It was happenstance that first-year Pitt students Julia Lam, from East Brunswick, New Jersey, and Anjna Nair, from Fairfax, Virginia, got paired to share a practice target at the 2016 U.S. Archery National Indoor Championships in Virginia last winter.
They took a few deep breaths, kept their bodies perfectly straight and discharged their arrows, piercing a hole into a target 18 meters in front of them. In between shots, Lam and Nair’s small talk resulted in their realization that they’d be sharing more targets in the future.
Until they were next to each other at the championships, “neither of us knew we were going to Pitt,” Lam said.
But when Lam arrived on campus in August, the Student Organization Resource Center at Pitt told her the archery club — once a well-established organization at Pitt — had not been re-registered since the president graduated a few years ago.
So, Lam signed up to fill the position.
Within a month, first-year student Kira Zack emailed Lam and Nair asking if there was anything she could do to get the club started again. The trio is now taking the necessary steps to hold its first practice in the spring.
As archers, all three women have achieved individual success.
Lam, for example, has a silver medal from the 2014 World Archery Championship of the Americas and a bronze medal from the 2014 U.S. Archery National Indoor Championship.

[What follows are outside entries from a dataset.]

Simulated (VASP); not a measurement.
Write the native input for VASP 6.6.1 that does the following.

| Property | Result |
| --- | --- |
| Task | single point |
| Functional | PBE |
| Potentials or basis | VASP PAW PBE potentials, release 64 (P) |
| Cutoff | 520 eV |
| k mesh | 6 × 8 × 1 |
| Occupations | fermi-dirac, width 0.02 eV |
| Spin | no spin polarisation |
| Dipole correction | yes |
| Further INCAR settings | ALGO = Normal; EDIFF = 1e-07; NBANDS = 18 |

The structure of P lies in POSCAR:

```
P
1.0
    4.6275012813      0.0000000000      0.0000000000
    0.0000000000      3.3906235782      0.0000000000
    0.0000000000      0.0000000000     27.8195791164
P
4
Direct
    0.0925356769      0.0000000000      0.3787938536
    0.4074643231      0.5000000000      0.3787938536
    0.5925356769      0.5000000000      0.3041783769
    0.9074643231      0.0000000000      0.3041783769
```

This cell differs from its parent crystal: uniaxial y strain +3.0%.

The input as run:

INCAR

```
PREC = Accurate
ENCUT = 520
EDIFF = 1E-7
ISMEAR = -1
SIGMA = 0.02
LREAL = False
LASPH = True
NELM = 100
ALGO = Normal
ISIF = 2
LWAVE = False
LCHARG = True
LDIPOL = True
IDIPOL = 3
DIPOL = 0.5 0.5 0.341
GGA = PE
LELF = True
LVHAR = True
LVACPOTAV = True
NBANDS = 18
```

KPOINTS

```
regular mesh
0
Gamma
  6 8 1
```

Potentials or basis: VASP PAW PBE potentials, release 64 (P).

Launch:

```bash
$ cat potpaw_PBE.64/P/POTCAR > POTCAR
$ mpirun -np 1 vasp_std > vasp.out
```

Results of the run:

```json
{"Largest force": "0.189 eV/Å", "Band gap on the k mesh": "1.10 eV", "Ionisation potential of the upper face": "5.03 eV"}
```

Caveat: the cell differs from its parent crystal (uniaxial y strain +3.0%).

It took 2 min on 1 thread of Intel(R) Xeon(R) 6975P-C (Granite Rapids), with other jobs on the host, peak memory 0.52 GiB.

But reviving the archery club would give them a new and different opportunity of teaching and leading other archers who may not be as experienced. Taking the lead on this revival will also allow the three first-year students to meet other archers who are around their skill levels and share the same passion they do for the sport.
Lam originally got into the sport about five years ago when her sister suggested they experience something new, exciting and not as common as other sports may be. There was a range about 15 minutes from her house that offered classes for children and teens, so they decided to join.
In less than a year, Lam was competing against other individuals in small local competitions, mostly just for fun. Eventually, she began going to states and nationals.
“I really enjoyed them and meeting people from different parts of the country,” Lam said.
From there, she tried out for the USA Junior Dream Team, which she became a member of during high school.
“Archery is important to me because I have met some of my best friends and mentors while doing the sport,” Lam says. “Because it is a relatively small sport, the community is so supportive and has provided me with unique opportunities.”
According to a 2015 study commissioned by the Archery Trade Association, 21.6 million American adults — including 4.75 million women — participated in some form of archery in 2014, accounting for 9.2 percent of all Americans 18 or older.
Still, the sport is far from mainstream — especially in the middle of a city campus like Pitt.
While Lam said she’s grateful for the supportive group helping to get the team off the ground, there are a few obstacles that come with launching a group for a fairly obscure sport with little to no funding.
The re-registration process isn’t as difficult as starting from scratch, because most of it just entails filling out paperwork and making sure the club has at least 10 members and a faculty adviser.
Deciding how the club will run once it is officially registered and writing a new constitution to make significant structural changes will be the more difficult part, Lam said.
To help with costs, Lam, Zack and Nair plan to apply for a grant through USA Archery that will provide them with equipment — including bows, arrows, targets and arrow curtains — for no cost.
But before getting the funding, the trio must figure out where the club can hold practices.
In the past, Pitt Archery traveled off-campus to an archery shop called Archer’s Edge about 20 to 30 minutes away to hold a few hours of practice.
Considering that archery is not a largely popular sport, traveling off-campus makes it more challenging to attract interest in the club, which is why they hope to find some on-campus options.
“[The Carnegie Mellon University archery club] carpools to a range about 45 minutes away from their campus,” Lam said. “If we are unable to find an on-campus location this year, we may begin practicing at the same range they go to.”
Nearby, CMU is also trying to revive a club that’s been decimated by graduation.
“Losing all the seniors is something we’re still recovering from, but I noticed a lot of promise in some of the freshman members, so I’m hopeful about next semester,” said James Eby, the club’s president, who added that the group only has the funding to drive four people in rental cars to the range twice a week.
Right now, the women have pinpointed about 13 interested students who may want to participate in Pitt’s club, and they are also willing to take beginners who have never picked up a bow and arrow before. Lam says that resources will be limited, so keeping the club bounded to a small amount of members would be ideal.
The vision for the club is that the team can casually compete against other local universities, such as CMU, when it becomes more established and its archers gain more experience.
There are also regional and national collegiate archery competitions, such as the U.S. National Outdoor Collegiate Championships and a collegiate category of the multi-site U.S. National Indoor Championships.
“We already have a few competitive archers helping to organize the club that have competed in national events before, so traveling to compete in these events is likely in our future,” Lam said. “We are just trying to bring it back and make it better than it was before.”